Be Careful What You Ask For: By: Brandi J. Wardlow
There’s this childhood, church memory I have of our assistant Pastor,
Rev. Cathy Mitchell. Before preaching, Rev. Cathy would walk to the pulpit, and
there would be a humility that would overtake her. Each time, she’d begin with
this prayer. “Search me, o’ God and know my heart; test me and know my anxious
thoughts. Point out anything in me that offends you, and lead me along the path
of everlasting life.” As a child, I was so captivated by that prayer. Maturity
and my own intimacy with the Bible would teach me that this prayer was
scripture written by David in Psalm 139:23-24.
About a year or two ago, I started implementing that prayer into my
daily conversation with God. I follow the PRAY method when I talk with Him.
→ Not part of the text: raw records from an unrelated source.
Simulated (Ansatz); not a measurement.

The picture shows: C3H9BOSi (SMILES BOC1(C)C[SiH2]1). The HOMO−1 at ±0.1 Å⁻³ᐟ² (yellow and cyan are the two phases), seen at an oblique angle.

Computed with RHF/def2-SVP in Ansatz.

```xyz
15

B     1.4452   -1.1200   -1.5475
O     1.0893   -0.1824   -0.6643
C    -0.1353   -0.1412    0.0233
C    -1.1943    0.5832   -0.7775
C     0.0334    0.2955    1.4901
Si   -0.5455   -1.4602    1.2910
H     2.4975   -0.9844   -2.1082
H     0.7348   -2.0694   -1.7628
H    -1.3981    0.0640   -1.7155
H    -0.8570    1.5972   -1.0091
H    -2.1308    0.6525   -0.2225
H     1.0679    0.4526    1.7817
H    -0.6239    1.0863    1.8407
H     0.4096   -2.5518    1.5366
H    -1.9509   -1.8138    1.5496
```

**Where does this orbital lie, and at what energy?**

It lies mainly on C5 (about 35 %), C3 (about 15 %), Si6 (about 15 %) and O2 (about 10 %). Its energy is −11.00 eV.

Praise Him, Repent, Ask, and Yield. Between the transition from repenting and
asking, I’d insert Psalm 139:23-24. I wanted God to search me, to know my
heart, to test me, and to know my thoughts, to make evident and apparent what
offended Him, and to lead me on the road to Eternal. Then, I would yield. I
would wait for this miraculous sign that there was something I was doing wrong
that offended God. But, nothing ever screamed, “Hey, Brandi, that’s it.” So,
like many of us, I thought I was doing this God thing right. I had this idea
that I was living according to His will. So, I thought.
I
remember a few summers ago listening to Rev. Teja Smith during Bible Study.
During her class, she said something that still sits with my spirit every day.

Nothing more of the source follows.